It is said the devil is in the details, and perhaps he is so devious that he can create details that derail us. But he is not the only one with a grasp on the details.
Some days when the chaos of 230 some campers hits home it's hard to even grasp the details. When yet another lunch bag, backpack or pair of water sandals goes missing, when I can't find the craft supplies that were set aside yesterday for an activity group, or when it takes a minor scavenger hunt to find a working thermometer.
The more you get to see a large operation like this, the more you realize that you are not in control - like not in control at all.
You can plan,
you can pray,
you can follow it with organization and hours of work,
but control is elusive.
Maybe control was never meant to be a human domain.
But those details can stack up. And some days you can drown in them.
But when you think your head is about to go under,
interesting things happen.
Things like the wavering over whether to make a Walmart run for more
bait during fishing.
Wavering that might have gone on and on until a camper accidentally dumped another bait box out.
I went inside to see if we could use some of the staples from my fishing days as a child - things like marshmallow bits or hot dog buns. However our pond is stocked and that includes some regulations on bait - wax worms, night crawlers, no foodstuffs that we had laying around in storage.

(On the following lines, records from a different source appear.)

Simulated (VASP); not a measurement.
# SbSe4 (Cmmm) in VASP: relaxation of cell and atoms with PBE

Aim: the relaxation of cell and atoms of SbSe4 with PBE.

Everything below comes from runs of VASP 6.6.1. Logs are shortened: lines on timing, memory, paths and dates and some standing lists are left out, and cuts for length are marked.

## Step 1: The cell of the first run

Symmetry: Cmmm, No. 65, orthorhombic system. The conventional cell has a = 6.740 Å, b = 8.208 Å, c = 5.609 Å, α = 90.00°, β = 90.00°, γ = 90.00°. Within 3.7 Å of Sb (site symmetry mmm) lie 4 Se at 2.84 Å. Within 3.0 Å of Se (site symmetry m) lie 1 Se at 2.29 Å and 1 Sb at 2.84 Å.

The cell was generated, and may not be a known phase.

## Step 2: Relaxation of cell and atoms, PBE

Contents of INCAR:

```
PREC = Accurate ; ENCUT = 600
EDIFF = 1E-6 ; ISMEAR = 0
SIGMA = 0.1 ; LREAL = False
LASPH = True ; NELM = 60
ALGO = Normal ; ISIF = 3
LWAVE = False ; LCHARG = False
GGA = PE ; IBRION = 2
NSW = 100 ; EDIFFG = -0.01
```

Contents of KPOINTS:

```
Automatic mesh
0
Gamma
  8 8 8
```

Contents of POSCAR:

So I hastily typed "Walmart" into my GPS and realized why the wavering was as steep as it had been, 16 minutes to the nearest location - 32 round trip if I could teleport inside the store and find the bait effortlessly, get through the check-out and make it through traffic. 30-ish minutes was do-able, after all there was still some bait left.
Maybe it would be bad to say that I enjoyed the first part of those 16 minutes. The road, the quiet cocoon of my car. It was a moment of pulling back that I needed.
Well, until I missed the first turn-off in traffic and the GPS recalculated to 20 minutes. I sighed, traffic was not conducive to turning around, so I swallowed and tried not to worry about getting there too late.
Then I pulled up to the Walmart in question realizing that there weren't a lot of cars in the lot, but hoping for some really short register lines.
Nope. The Walmart was relocated.
I considered calling it a day and just heading back sans bait.
But then I figured I'd see how far out of the way the second location was.
Turns out it was much closer to camp.
A helpful Walmart employee got me set up almost immediately and I walked out with my three boxes of wax worms.
I gulped a little as I saw the clock in the car. But the bait was bought.
I pulled into the closest space in the lot to the pond and stumbled down the hill with a handful of bait only to hear an excited cheer.
"We just used our last worm."
On my journey to get bait, I'd missed the three messages from my daughter on the phone.
"Hey, can you get 5 bins of worms instead of 3. . . we need a lot more."
"The fish keep eating them."
"I also stabbed myself with the hook."
In the end, while most of the kids caught multiple fish, they did stop feeding quite as insanely fast (one group of campers had caught 27 fish on their pole in the 45 minute period they had at the pond - thus the "fish keep eating them" comment from my daughter.) The three boxes were enough with a few worms left-over to throw in the water sans hooks at the end as a peace offering. My daughter's run-in with the sharp end of the fishing line was not serious (which I could have surmised since it was a text complete with punctuation.) And we had a whole lot of ecstatic campers, who all got to fish.
Details don't seem quite that big of a deal some days, and other days they become all that matter.
When they pile up and start to become overwhelming there is often a reminder of who really holds control. On that day it was a reminder that Jesus controlled fishing before and he knew how many fish those nets would hold and he certainly knew how much bait we were going to need on what time schedule.
If he has the hairs on our head numbered, the bait in the boxes is no big deal at all.
And some days I can see and rest in that knowledge and control that he has. I can remember how big God's hands are.
Some days.
Other days, I sink.
I thrash like Peter trying to walk on water.
I forget just how big God is.
I forget he holds every atom in existence effortlessly.
So I find myself writing about wax worms so that on those days, I can remember better.
So that when the big things hit I can remind myself that they are just accumulated details.